Where's Bana? Syria's Twitter girl falls silent

7-year-old Bana Alabed had tweeted about persistent attacks on eastern Aleppo by Assad regime and ally Russia

Where's Bana? Syria's Twitter girl falls silent

World Bulletin / News Desk

A seven-year old Syrian girl who drew world attention with her Twitter posts about her life under bombardment in the war-battered city of Aleppo has disappeared from social media. 

Bana Alabed used to post messages on her Twitter account -- along with her mother -- about frequent aerial attacks by Syrian regime forces and Russian warplanes on opposition-held parts Aleppo. 

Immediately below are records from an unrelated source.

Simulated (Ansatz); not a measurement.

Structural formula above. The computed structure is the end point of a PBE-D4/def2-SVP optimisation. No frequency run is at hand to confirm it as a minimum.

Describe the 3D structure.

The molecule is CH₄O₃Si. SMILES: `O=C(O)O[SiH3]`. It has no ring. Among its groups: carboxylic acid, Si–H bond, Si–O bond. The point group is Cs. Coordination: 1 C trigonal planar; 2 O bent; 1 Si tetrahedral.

Alabed, who lives in eastern Aleppo’s opposition-held Al-Qatirgi district, posted her last tweet on Saturday before her account abruptly disappeared. 

"We are sure the army is capturing us now. We will see each other another day, dear world. Bye," the tweet read. 

Bana, who had boasted some 200,000 Twitter followers, saw her home bombed on Nov. 27, but she and her mother reportedly survived the attack. 

"Tonight we have no house, it's bombed and I got in rubble. I saw deaths and I almost died," the seven-year -old tweeted at the time. 

The girl had also asked her followers to pray for her and her mother amid persistent attacks by the regime and its allies. 

"Under heavy bombardment now. In between death and life now, please keep praying for us," she appealed. 

Bana’s Twitter account remained active until Saturday, when it abruptly vanished. 

It remains unclear whether the account was closed by Twitter or deleted by Bana and/or her mother. 

Since mid-November, regime forces and Russian warplanes have stepped up their attacks on eastern Aleppo’s opposition-held neighborhoods. 

Since then, hundreds of civilians have been killed and thousands more injured, according to figures released by local civil defense officials. 

The fierce bombardments have been accompanied by attempts by the Russia-backed Assad regime to wrest control of eastern parts of the city four years after they were captured by armed opposition groups. 

Syria has been locked in a devastating civil war since early 2011, when the regime cracked down on pro-democracy protests -- which erupted as part of the "Arab Spring" uprisings -- with unexpected ferocity. 

Since then, hundreds of thousands of people are believed to have been killed and millions more displaced by the conflict.